Saturday, February 20, 2010

This is an appendix to the post that I wrote about 4 hours ago when the video beneath this paragraph was viewable from my studio. But now that I'm home, it's not playing. I don't get it, it's barely even 3 megs. The only thing that I can gather is that my connection speed is not so great. This is still new to me, working with video, but I'm having a slammin' time learning. Anyway, here's collage of some screen captures; it doesn't have the same impact, but hopefully it goes well with the post.

Here's a video that I took this morning on the way to my studio. It's a walk that I do quite frequently but oftentimes, I don't pay very much attention to what's around me.
It's interesting how newness can wane so quickly.
Nate Williams' lecture was last night at "The Society of Illustrators." It was a full house, standing room only, but worth the trek to the Upper East Side. He talked about his work, transitioning from an art director, in interactive design, to becoming a freelance illustrator, and his move from the west coast of the United States to Costa Rica and eventually settling in Argentina. One particular part of his talk that stayed with me (aside from the importance of integrating an RSS feed into one's website, and the spanish word cochina) was discovering newness within the mundane.
I'm the kind of person who doesn't necessarily attend lectures to gain cool tricks on how to improve upon my dexterity, or techniques with whatever artistic media. I feel like I can do that simply by researching it on my own, or enrolling in a workshop or class to teach me those skills. What I hope to gain instead is inspiration.
I'm not sure why, but I've always been the type of person who is encouraged and uplifted by others, particularly those of the underdog. Maybe it's because I come from a very modest upbringing, where my family never once lived beyond our means; my parents had to essentially compromise their own lives for the sake my brother, sister and mine (read Joy Luck Club by Amy Tan, her fiction is based on real experiences, I'm sure...)

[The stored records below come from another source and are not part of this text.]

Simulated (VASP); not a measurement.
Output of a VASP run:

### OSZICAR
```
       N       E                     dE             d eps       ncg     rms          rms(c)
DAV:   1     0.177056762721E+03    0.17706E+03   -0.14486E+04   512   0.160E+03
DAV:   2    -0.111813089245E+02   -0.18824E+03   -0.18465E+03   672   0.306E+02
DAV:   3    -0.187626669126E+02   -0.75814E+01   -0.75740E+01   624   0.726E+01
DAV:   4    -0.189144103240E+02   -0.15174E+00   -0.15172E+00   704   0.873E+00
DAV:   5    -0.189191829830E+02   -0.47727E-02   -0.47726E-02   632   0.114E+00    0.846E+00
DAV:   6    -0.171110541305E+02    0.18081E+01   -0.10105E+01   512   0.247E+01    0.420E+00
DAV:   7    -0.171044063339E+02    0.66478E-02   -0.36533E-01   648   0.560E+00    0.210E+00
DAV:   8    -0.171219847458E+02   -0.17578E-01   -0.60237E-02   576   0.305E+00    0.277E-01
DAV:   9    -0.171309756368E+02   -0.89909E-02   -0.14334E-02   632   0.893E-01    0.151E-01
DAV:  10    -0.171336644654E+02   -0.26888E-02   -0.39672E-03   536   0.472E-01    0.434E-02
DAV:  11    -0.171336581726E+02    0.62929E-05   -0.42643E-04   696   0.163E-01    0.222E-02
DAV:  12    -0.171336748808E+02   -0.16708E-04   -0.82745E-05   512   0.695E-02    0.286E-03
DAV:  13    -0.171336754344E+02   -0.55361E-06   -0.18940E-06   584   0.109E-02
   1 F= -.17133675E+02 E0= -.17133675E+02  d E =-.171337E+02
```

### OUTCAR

Although Nate included a lists of things to help us understand in a linear fashion, how he went about processing ideas for commissioned projects, I was more interested in those moments of when he spoke about the reasons which precipitated his move from the United States (to Argentina); those moments in between work, that he uses to apprise his artistic practice.
The sacred in the mundane.
The broken signs in my neigbourhood, the steam rising from the sidewalk grates, the dirty white teddy bear laying face down in the snow. Nate's right, if I just slow down a bit and open my eyes, I will see an entirely new world in front of me.